GRACE PALEY: I was working part time. I was hanging out a lot. I was kind of lazy. I had my kids when I was about twenty-six, twenty-seven. I took them to the park in the afternoons. Thank God I was lazy enough to spend all that time in Washington Square Park. I say lazy but of course it was kind of exhausting running after two babies. Still, looking back I see the pleasure of it. That’s when I began to know women very well—as co-workers, really. I had a part-time job as a typist up at Columbia. In fact, when I began to write stories, I typed some up there, and some in the PTA office of P.S. 41 on Eleventh Street. If I hadn’t spent that time in the playground, I wouldn’t have written a lot of those stories. That’s pretty much how I lived. And then we had our normal family life—struggles and hard times. That takes up a lot of time, hard times. Uses up whole days.
INTERVIEWER: Could you tell the story of the publication of your first book?
PALEY: I’d written three stories, and I liked them. I showed them to my former husband, Jess Paley, and he liked them, and he showed them to a couple of friends, and they liked them, so I was feeling pretty good about them. The kids were still young at the time, and they played a lot with the neighborhood kids, so I got to know the other mothers in the neighborhood. One of them was Tibby McCormick, who had just gotten unmarried from Ken McCormick, an editor at Doubleday. She knew about these stories, and poor Ken was more or less forced into reading them—you know, The kids are over at her house all the time, you might read her stories. So he took them home and read them and he came over to see me and said, Write seven more of them and we’ll publish a book. So that’s what happened. Luck happened. He also told me that no magazine around would touch them, and he was pretty much right about that too, although two of the stories in that collection were finally taken by Accent.
Dear You,
Sometimes, I get so personally attached to a writer, and/or the person’s book, that I just want to hug ’em and not let go and not share them with anyone. Mine, mine, mine. Do you ever get like that? Is it just me?
Anyway, that’s how I feel about Suzanne Beecher and her delightful new memoir/cookbook, “Muffins & Mayhem: Recipes for a Happy (if Disorderly) Life.” Mine, mine, mine. I bought a copy for my Kindle, read it on the iPad just now, and have a hard copy arriving in the mail in a few days.
Mine, mine, mine. But how can I hog her all to myself? I cannot. And so I will share this much with you:
Her book is funny, rich, inspired. Suzanne has been through a lot, and every time she ends up with lemons she just makes a pitcher of lemonade, then sells it by the glass. Her recipes are so yummy… I knew some of them from her blog, and have made several of them over the years (Crockpot Stuffing, Dolly Madison Muffins, Skunk Beans). I appreciate a girl who can cook and write, probably more than your average fan. Who knows why? Oh, wait…

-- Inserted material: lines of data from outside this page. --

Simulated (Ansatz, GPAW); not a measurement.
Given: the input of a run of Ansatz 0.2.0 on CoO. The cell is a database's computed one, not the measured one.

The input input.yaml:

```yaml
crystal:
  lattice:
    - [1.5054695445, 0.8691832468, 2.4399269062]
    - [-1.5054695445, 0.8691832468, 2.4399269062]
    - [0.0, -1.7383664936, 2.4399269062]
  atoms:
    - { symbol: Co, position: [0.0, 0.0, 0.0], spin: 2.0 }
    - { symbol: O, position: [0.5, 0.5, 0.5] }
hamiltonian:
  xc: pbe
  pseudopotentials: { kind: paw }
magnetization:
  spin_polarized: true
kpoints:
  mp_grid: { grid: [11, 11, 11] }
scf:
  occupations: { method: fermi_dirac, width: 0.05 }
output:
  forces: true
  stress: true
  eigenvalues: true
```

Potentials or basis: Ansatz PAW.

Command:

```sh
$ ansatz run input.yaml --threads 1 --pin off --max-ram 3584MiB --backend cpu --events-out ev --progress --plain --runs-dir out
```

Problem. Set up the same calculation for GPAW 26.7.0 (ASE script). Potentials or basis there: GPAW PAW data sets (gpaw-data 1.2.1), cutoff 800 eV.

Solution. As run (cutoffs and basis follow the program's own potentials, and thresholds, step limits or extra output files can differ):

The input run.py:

I have written about her so many times here on The Blog (go search for “Suzanne” or “DearReader”), I’m like her one-woman fan club. But not. I have to share her with the nearly half a million readers who follow her book clubs. Also one time she sent me chocolate chip cookies, when I was working at Jefferson High School in beautiful Portland, Ore. I shared them with the students and some of the other teachers and staff. We took pictures of our Cooky Feast and mailed them to Suzanne. She is crazy for pictures. And her grandkids. And her bubble machine. And her pink flamingos. Also she is nuts about her husband. I’m just sayin’ — what a gal.
She is such a good writer, my Internet friend Suzanne. Inspirational and funny, poignant and assertive, business-savvy and artistic, compassionate and not-at-all-perfect. But she’s perfect to me. And if she wasn’t all the way in Florida, and I wasn’t all the way out here in Oregon, I’d go give her a big hug right now.
Only she would probably say, Honey, it’s 11:17 p.m. on a Monday night, shouldn’t you be in bed? Heehee.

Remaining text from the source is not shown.